First things first, though. Bill has a pair of record projects he’s overseeing. “It’s Happening Now,” released last December, has gained a fair amount of attention among those who enjoy smart, so-called “Americana” music, a departure from his regular diet.
Dubbed by many as Nashville’s godfather of power-pop, a ground-breaker and inspiration for the burgeoning local pop scene, his musical repertoire is far broader than that classification.
“It’s Happening Now” is whimsical (at times) and wise. “It’s all acoustic. Drums. There’s some minor electric guitar, though. Some great people have said nice things about it. A lot of folks seemed to enjoy that I was doing something different.”
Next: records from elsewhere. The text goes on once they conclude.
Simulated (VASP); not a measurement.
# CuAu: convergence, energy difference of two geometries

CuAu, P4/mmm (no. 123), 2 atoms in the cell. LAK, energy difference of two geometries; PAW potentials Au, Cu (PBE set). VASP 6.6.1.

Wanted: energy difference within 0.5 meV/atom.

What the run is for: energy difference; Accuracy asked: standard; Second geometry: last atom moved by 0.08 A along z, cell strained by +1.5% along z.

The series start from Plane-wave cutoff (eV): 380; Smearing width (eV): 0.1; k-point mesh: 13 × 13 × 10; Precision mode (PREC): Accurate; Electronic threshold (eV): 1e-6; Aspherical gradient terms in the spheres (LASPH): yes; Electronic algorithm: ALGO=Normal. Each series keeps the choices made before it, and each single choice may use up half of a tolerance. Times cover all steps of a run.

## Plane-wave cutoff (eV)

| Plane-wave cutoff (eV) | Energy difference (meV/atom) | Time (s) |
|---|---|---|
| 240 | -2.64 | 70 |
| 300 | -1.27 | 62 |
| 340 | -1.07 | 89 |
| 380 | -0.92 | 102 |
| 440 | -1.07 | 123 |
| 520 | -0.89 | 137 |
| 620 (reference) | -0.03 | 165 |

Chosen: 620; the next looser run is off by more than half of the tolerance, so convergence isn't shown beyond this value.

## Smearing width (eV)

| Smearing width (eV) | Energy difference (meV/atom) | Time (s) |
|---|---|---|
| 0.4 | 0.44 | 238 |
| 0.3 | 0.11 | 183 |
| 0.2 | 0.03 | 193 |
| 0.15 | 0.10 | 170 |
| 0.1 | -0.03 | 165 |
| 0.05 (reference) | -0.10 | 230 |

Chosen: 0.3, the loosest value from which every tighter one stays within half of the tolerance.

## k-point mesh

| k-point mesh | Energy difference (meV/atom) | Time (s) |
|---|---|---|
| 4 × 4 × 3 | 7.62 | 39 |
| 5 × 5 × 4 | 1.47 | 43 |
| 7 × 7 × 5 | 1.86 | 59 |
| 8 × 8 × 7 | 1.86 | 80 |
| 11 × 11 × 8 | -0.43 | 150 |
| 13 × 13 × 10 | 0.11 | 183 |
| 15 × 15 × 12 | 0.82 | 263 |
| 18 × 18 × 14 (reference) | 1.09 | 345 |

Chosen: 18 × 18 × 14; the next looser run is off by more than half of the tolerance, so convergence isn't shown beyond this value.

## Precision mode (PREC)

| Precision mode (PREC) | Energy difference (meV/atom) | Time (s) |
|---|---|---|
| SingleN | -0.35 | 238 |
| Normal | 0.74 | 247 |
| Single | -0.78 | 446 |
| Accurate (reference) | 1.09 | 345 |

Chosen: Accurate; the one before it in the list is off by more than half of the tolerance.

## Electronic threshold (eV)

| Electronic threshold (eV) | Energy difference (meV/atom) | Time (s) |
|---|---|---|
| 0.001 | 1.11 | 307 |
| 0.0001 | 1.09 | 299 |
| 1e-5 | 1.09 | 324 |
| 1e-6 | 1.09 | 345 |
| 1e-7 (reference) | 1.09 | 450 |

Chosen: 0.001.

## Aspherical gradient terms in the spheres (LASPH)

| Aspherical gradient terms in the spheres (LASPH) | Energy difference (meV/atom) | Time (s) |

Nashvillians will chuckle while checking out the single featured on www.billlloydmusic.net. “Pedal Tavern Girl” is a tongue-in-cheek observation of two Lower Broadway staples: the bachelorette party and the pedal taverns. Omnipresent in The District, the former has an affinity for riding on the latter, and adult beverages consumed (short) skirt the “oodles” mark.
“One more shot, you’ll be ready to hurl, bachelorette bay-baaay. Pedal tavern girl,” goes my favorite passage.
The second record, waiting for a vinyl version before release, “Working the Long Game,” is an at-least slightly introspective, though poppy, marker of career and life well-spent.
“The title track pretty much tells the story,” he says, as he deliberately works his oatmeal, washing it down with coffee and ice water.
“I think the fact that I’m 62 has a lot to do with it. There are a lot of songs about reflection, about what time won’t heal.”
Co-writers on the collection include many of his more-or-less contemporaries, like British rock legend Graham Gouldman of 10cc, but also include some of the town’s younger writers, like Americana darling Aaron Lee Tasjan.
It is by purpose that Bill bridges the age-gap and taps into some younger guns, like Tasjan. “I try to pay attention to what’s happening. I’ve been writing with young guys.”
The two of us have a figurative “you show me yours, I’ll show you mine” moment when describing the extent of our collections of Beatles’ music and books.
While the Fabs are our mutual soft spot, we also talk about The Rolling Stones, Tom Petty, Chuck Berry, Elvis, The Doors, Cream, Zep, Simon & Garfunkel and his late, great encourager Carl Perkins … if you are of our vintage, chances are you share similar sensibilities and have at least some of those artists in your collection, whether on vinyl, cassette, eight-track (laugh, but I’ve got some and a player), CD, download or mental jukebox.
Bill’s a vinyl champion. But he’s practical and, in addition to CD and vinyl, his music is sold as download on his web page and by your favorite purveyor: Amazon, Spotify, etc.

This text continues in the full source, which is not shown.